Photo by Peter Jones
Tony Kofi and the Organization
(The Vortex, 7 September 2018. Review by Peter Jones)
“This is The Organization, and we haven’t been fed.” Tony Kofi’s tongue-in-cheek reference to The Sweeney set the tone for the appearance on stage of this sharp-suited heavy mob, who looked as if they might nail your face to the sideboard, should you happen to look at them in the wrong way. In fact, guitarist Simon Fernsby’s organ trio, currently augmented by Kofi on baritone sax, had arrived to launch their new album Point Blank.
In case you hadn’t already guessed, the pop-cultural signs were all over this project, including a beautifully-crafted Blue Note-style album sleeve, its title recalling the brutal Lee Marvin crime thriller from 1967 (well worth a watch, by the way, if you’ve never seen it). Tony Kofi was backed up by some serious muscle in the rhythm department: in addition to Fernsby, sporting his Peaky Blinders cap, there was Pete Whittaker on organ and Pete Cater on drums.
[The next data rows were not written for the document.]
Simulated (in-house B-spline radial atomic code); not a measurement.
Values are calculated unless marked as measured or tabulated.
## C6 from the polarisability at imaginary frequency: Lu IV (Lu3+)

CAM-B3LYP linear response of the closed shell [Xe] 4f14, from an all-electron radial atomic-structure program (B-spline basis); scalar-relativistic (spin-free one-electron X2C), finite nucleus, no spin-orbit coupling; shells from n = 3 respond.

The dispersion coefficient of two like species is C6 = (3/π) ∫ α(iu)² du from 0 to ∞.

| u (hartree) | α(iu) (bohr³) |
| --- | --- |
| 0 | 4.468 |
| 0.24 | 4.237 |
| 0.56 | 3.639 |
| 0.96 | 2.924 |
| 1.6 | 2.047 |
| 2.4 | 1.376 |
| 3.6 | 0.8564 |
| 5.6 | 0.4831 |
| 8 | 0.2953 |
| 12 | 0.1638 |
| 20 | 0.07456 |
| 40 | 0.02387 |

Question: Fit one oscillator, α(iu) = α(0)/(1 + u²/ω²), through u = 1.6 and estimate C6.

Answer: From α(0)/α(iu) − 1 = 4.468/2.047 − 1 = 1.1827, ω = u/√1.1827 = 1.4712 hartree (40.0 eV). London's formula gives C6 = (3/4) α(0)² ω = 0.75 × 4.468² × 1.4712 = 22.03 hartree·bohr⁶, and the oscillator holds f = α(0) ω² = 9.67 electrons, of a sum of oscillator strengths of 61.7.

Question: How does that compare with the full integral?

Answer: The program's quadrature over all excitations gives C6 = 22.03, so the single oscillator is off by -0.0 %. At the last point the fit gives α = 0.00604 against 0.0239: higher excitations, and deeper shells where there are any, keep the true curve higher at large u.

And in keeping with the band’s uncompromising “let’s go to work’ ethic”, Kofi stuck to the baritone all night, beginning with Duke Pearson’s hard-driving blues Minor League. Afterwards he explained how he came to play the instrument in the first place, when his cheap alto fell apart just before a gig. He told the band he had a bari in the boot of his car, and it was either that or he would have nothing to play. Everyone’s face fell. But needless to say, by the end they were all converts to the baritone, including Kofi himself.
On this night, the tough swingers were nicely varied by numbers like McCoy Tyner’s ballad Search for Peace, its lovely melody doubled by Fernsby and Kofi. Whittaker’s liquid, bubbling solo was a thing of beauty; he really is one of our finest jazz organists. His versatility and imagination shone through again on the Pat Martino groove number Cisco, his solo ending with a succession of stacked fourths with a fast Leslie effect. I’ve heard Whittaker many times over the years, but never heard him play better than he did here.
On Wes Montgomery’s waltz-time Full House, Kofi really got into his stride. His default tone is raw and urgent, a sound accentuated by the very nature of the baritone sax. With no competing alto or tenor players on the gig, he wasn’t restricted to honking away down at the bottom; instead he used the full range of the instrument, from that characteristic fat basement parp to the series of strange, whinnying squeaks he emitted during his solo on Dr Lonnie Smith’s L S Blues.
Pete Cater, too, is sheer class. Some drummers might feel tempted to rock out on a gig like this, but he is far too sophisticated a player to succumb, preferring a nuanced approach, always finding little gaps in which to add his nifty fills, but for the most part supplying effortless groove to this criminally fine enterprise.